VIDEO: St. Louis Asylum Attorney Jim Hacking Reveals the Dirty Little Asylum Secret

What is the dirty little secret that nobody tells you about asylum law in the United States? Hi, I’m Jim Hacking, immigration attorney practicing law here in Saint Louis, Missouri.

Our office turns down more asylum cases than we take, and the reason we turn them down is because a lot of people, although they come from countries that have hardship and suffering, the individuals would come to see us can’t show to that harm or bad conditions would apply uniquely to them, that is they have to show that if they are to return home, that they face persecution themselves, that is something more than things are generally bad in the country.

A lot of people who come to see us and they’ll try to explain to us why things are bad, and what’s wrong with their country, but the one dirty little secret that no one ever talks about in asylum is that if what you’re asking the asylum officer to conclude does not jive or match up with what US foreign policy is, your asylum case isn’t going to get very far.

Now, how does this work in the real world? I’ll give you an example. We were once contacted by a Palestinian fellow, and he was thinking about applying for asylum.

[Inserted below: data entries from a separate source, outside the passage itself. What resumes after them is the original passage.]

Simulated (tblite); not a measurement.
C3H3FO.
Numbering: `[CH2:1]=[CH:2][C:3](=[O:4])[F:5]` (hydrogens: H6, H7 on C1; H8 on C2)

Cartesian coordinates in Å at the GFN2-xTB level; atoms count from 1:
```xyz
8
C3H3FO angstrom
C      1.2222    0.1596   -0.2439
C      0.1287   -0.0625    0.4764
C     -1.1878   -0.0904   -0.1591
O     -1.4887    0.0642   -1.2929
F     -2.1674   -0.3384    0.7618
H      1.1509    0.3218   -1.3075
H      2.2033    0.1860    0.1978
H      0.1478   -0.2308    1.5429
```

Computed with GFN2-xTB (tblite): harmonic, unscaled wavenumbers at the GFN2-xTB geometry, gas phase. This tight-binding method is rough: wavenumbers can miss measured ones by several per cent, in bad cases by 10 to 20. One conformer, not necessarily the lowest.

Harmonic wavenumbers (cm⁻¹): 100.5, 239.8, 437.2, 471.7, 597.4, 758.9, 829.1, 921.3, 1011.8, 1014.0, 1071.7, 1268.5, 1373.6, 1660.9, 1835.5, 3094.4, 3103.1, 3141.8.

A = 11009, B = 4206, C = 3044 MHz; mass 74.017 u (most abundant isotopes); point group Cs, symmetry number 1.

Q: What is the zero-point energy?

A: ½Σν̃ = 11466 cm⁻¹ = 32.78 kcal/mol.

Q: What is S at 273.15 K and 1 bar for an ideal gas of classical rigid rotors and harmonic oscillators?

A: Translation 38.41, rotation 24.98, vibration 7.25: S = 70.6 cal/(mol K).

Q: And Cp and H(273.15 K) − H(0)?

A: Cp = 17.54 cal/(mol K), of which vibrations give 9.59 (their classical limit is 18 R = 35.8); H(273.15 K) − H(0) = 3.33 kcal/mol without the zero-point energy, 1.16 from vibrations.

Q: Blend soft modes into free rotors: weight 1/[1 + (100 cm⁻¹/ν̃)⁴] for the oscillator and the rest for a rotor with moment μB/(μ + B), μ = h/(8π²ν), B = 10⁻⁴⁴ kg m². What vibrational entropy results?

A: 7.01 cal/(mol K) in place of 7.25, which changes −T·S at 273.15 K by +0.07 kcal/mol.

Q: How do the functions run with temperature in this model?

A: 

In order to be granted asylum, he would have to demonstrate that Israeli defense forces (an ally of United States) were oppressing Palestinians and him in particular. While he did have a story or two about problems that he’d had with Israeli defense forces, he didn’t have anything particularized or to show that it was unique to him, but more importantly, it was very unlikely that he would be able to convince American asylum officers would conclude that Israel was oppressing Palestinians. They would have to take a political stance that is directly contrary to US foreign policy.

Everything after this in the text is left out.